Saxophonist Timothy McAllister Joins the MSO for All That Jazz
Tagged Under: 2021.22 Season, Guest Artist
When Timothy McAllister performs a saxophone concerto with an orchestra, he isn’t just concentrating on giving a good performance. He also feels the need to convince audiences that the saxophone is a classical instrument.
“People will be there who have never heard a saxophone played like this,” said McAllister, who will perform two solo works in this weekend’s Milwaukee Symphony concerts. “I have to be an advocate for the instrument, and I have to maintain the standard of whatever great violinist or pianist played there the week before.”

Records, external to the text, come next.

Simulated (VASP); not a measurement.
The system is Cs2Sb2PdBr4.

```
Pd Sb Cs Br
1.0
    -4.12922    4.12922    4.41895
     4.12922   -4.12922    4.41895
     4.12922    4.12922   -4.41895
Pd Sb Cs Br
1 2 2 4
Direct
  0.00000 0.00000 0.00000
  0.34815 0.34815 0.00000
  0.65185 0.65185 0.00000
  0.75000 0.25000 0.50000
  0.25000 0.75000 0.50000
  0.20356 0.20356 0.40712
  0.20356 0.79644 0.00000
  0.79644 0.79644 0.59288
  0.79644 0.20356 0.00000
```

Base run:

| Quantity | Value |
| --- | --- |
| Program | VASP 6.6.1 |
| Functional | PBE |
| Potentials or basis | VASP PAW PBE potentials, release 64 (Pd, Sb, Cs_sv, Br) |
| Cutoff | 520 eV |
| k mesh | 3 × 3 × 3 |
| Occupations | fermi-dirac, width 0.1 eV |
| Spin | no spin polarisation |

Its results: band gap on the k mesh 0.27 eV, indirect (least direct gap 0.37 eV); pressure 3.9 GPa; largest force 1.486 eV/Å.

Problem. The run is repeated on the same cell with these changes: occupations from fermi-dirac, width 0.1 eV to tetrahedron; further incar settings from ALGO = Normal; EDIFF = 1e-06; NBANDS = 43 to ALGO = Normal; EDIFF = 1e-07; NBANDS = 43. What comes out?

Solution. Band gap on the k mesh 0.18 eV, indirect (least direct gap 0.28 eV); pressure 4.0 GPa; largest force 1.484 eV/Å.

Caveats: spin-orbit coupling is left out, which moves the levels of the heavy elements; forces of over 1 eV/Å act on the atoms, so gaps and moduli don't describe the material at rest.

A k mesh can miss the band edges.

The saxophone, which has been a mainstay of jazz and pop music for more than a century, has never quite made it into the mainstream of classical composition. No orchestra carries a dedicated saxophonist on its roster. McAllister gets hired frequently for single weeks, but “it’s not a full-time job playing Bolero or Pictures at an Exhibition,” he said, referring to popular pieces with prominent sax parts.
McAllister’s appearance is part of the MSO’s 1930s festival, to honor the decade in which the Warner Theater (now the Bradley Symphony Center) opened. In the history of classical music, the 1930s still count as modern to most people, but “our instrument evolved so quickly that we tend to see that as the classic period.”
The works by Erwin Schulhoff and Jacques Ibert that he will perform certainly fit the cultural milieu of the era. Schulhoff, a German-Czech Jew, died in a World War II concentration camp, and his music, along with the saxophone itself, was considered “degenerate art” by the Nazis. Ibert, like many French composers of his generation, was influenced by jazz, and his Concertino da Camera is “a masterpiece in our literature,” McAllister said. “Its challenges push me to this day.” He hasn’t played it with a professional orchestra since 2006, and “it was hard then and it’s hard now.”
In college and graduate school, “the saxophone was the vehicle for my artistic expression,” McAllister said. But like any ambitious young musician, “your path can lead you in any direction, and you have to be prepared to pivot. Hardly anyone gets to make a living as a soloist” – which is particularly true for saxophonists. McAllister can name a lot of conductors and arts administrators who started on his instrument, and he himself thought about a career in conducting. But his path took him to the University of Michigan, where he is professor of saxophone, and he also performs as a freelancer.
One way to get more performing opportunities is to convince composers to write for the instrument, and the social upheavals of 2020 are indirectly benefiting the saxophone. As orchestras re-assess their programming, “diversity of voices also comes with diversity of instrumentation,” McAllister said. “Young composers of color see instruments other than the violin or cello.” He looked around many symphonies’ season announcements for 2021-22, and said of the living composers, “I know all of these people; I’ve been working with them for years. It’s nice to see orchestras catch up.”
McAllister last soloed with the MSO in 2014, performing the concerto that John Adams wrote for him. As a teenager in Houston, he saw the 1987 world premiere production of Adams’ opera Nixon in China, with his teacher playing one of the four saxophone parts in the orchestra, “and that’s when I realized what I wanted to do with my life. John is a little embarrassed when I tell him that his music led me down this path.”
There is a big difference, however, between soloing and sitting in the woodwind section for pieces that happen to call for a saxophone – which McAllister has also done in the past for the MSO. The practice of asking a full-time clarinetist to double on the instrument is becoming rarer, McAllister said, but when he joins an orchestra for one week, “you immediately have to embed yourself in the culture of the group. Every orchestra is different. The pressure is on us to show up and lay it down.”